June 9 2015, 20:19:07 UTC 6 years ago Edited:  June 9 2015, 20:19:21 UTC

My solution? Fuck 'em.

+1

OT, but you keep mentioning crowdfunding. I'm new to your LJ, so I'll ask - what do you mean, exactly? When I hear it I think of people raising money on GoFundMe, but I'm beginning to think you mean something else.

I think it can be hard to represent female friendships sometimes, especially as some female writers were actively excluded and tormented by the other girls as children and the general response by the responsible adults is 'girls can be bitchy'. If the excluded girl isn't 'bitchy', she will take that to mean that 'bitchy is normal' and she's 'weird'. It's hard to write about something you haven't experienced and something you believe is 'universal' but so cruel that you don't want to write it and have readers believe it's good for girls and women to behave like that.
It's also difficult to get adult female friendships as an adult if you were actively excluded from them when younger. If some lonely woman asks for advice on how to make friends with other women on the internet and dares to admit she's never been friends with females, she will be savaged in the comment section or the forum with other women telling her she must be untrustworthy, arrogant, sleeping around, exploiting male friendships and 'a bitch'. There were one or two women who pointed out that their exclusionary behaviour was probably why friendless women can't make any though, which is a good sign, but there's no solution to changing these attitudes.
To be fair, I often consider female friendships like acquaintances even though I care about them just as much as my male ones- I'm just worried I'll be gossiped about, yelled at or kicked to the kerb without warning. I'm also trying to write female friendships in the way I wanted them as a child. Yes, they'll banter, they'll argue, they'll ask each other about other women due to concern but they will not be mean-spirited or two-faced.
Violette does call Claire a bitch once, but it's an angry outburst borne of seeing her hero rip a very young nursing assistant to shreds over an accidental overdose given to others (here, as people are already dead, this is unpleasant but not ultimately harmful so Claire was being unnecessarily cruel and could have prevented the mistake due her better literacy). Violette is so upset she bawls her eyes out, promptly walks into a door and hurts herself. She's not being evil nor objective. Claire does grumpily help her and later tries to be more tactful and mindful of others. She's not evil nor a 'bitch', just a bit of a hothead and frustrated with others like some very clever, quick people get. 'Bitchy' is not normal or acceptable and should not be written like it is.
This is why the term 'social skills' bugs me. Teachers will always say a friendless child has none and a child surrounded by friends has plenty but will completely ignore the fact that the isolated child could have better manners and buy into treating others how they wish to be treated and that the popular child may be a bully or insensitive to kids not like them. They may even shame the isolated child for having traits a sane person would want to see in a child and berate them when they will be saddened by constant exclusion or provoked by the bullies. It's not social skills, it's the Halo/Horns Effect.

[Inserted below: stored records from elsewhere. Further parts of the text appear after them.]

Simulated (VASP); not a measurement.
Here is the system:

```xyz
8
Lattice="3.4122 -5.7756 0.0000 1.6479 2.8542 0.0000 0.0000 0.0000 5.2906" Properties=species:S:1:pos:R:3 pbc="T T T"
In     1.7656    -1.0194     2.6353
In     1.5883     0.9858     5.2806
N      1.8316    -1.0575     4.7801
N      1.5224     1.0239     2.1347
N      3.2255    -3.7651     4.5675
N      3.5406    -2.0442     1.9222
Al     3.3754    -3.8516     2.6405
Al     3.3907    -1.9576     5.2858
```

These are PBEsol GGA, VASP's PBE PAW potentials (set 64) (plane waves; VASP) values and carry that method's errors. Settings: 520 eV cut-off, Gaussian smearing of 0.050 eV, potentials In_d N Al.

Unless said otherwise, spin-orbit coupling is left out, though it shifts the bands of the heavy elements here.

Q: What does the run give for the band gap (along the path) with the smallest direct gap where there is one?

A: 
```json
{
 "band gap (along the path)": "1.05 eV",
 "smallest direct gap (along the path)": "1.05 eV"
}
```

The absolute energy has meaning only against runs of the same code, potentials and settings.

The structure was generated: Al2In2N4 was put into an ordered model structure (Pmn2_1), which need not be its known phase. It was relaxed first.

>>I think it can be hard to represent female friendships sometimes, especially as some female writers were actively excluded and tormented by the other girls as children and the general response by the responsible adults is 'girls can be bitchy'. If the excluded girl isn't 'bitchy', she will take that to mean that 'bitchy is normal' and she's 'weird'. <<

Yes, that's true. Some people are lucky to find real friends later, but others aren't. And it's also true that if you taste in female friendship is more about discussing how to settle Mars than who's fucking whom, statistically speaking the number of potential friendships is much smaller.

>>It's also difficult to get adult female friendships as an adult if you were actively excluded from them when younger.<<

What it really means is that adult women follow cliques as ruthlessly as children do, and if you were ever "out" then they never want you "in."

>> To be fair, I often consider female friendships like acquaintances even though I care about them just as much as my male ones- I'm just worried I'll be gossiped about, yelled at or kicked to the kerb without warning.<<

Credible threat, unless you observe a specific woman sticking up for people who aren't present.

>> I'm also trying to write female friendships in the way I wanted them as a child. Yes, they'll banter, they'll argue, they'll ask each other about other women due to concern but they will not be mean-spirited or two-faced.<<

Good for you! I do this too.

>>She's not evil nor a 'bitch', just a bit of a hothead and frustrated with others like some very clever, quick people get.<<

Well played.

>>This is why the term 'social skills' bugs me. Teachers will always say a friendless child has none and a child surrounded by friends has plenty but will completely ignore the fact that the isolated child could have better manners and buy into treating others how they wish to be treated and that the popular child may be a bully or insensitive to kids not like them. <<

Social skills are real, but not the only factor. A person with good social skills is more likely to be popular than someone without. But other factors include parental finances, skin tone, beauty standard, and whether the person has something that other people want. Adults often overlook these factors. Furthermore, social skills include good manners. A bully doesn't really have friends; they have cronies. The functionality is different just as the means of attraction is different. A bully may have charisma or resources, but their emotional intelligence and social skills tend to be low.

I handle this a lot in my writing. Some of my characters are mean because they enjoy hurting people; Shiv is like that. Some are just socially inept, like Mason. Lawrence has minimal social skills due to lack of opportunity, so he's learning them from Stan; but he actually managed to put together a functional set based on logic rather than intuition for running the chess club. Angelica can be downright cruel to people she dislikes, but it's not a prevailing trait or else Stan wouldn't have stuck with her for so long.
My solution? Fuck 'em.

:-D
Women buy more fiction than men, and they like fiction about women and will buy it -- in romance and any other genre.

So fuck 'em and laugh all the way to the bank. Female readers are gold mines.

To say nothing about literary merit, but that's no problem.

You can have female characters, female authors, artistic merit, money, and less prestige. That's not so bad.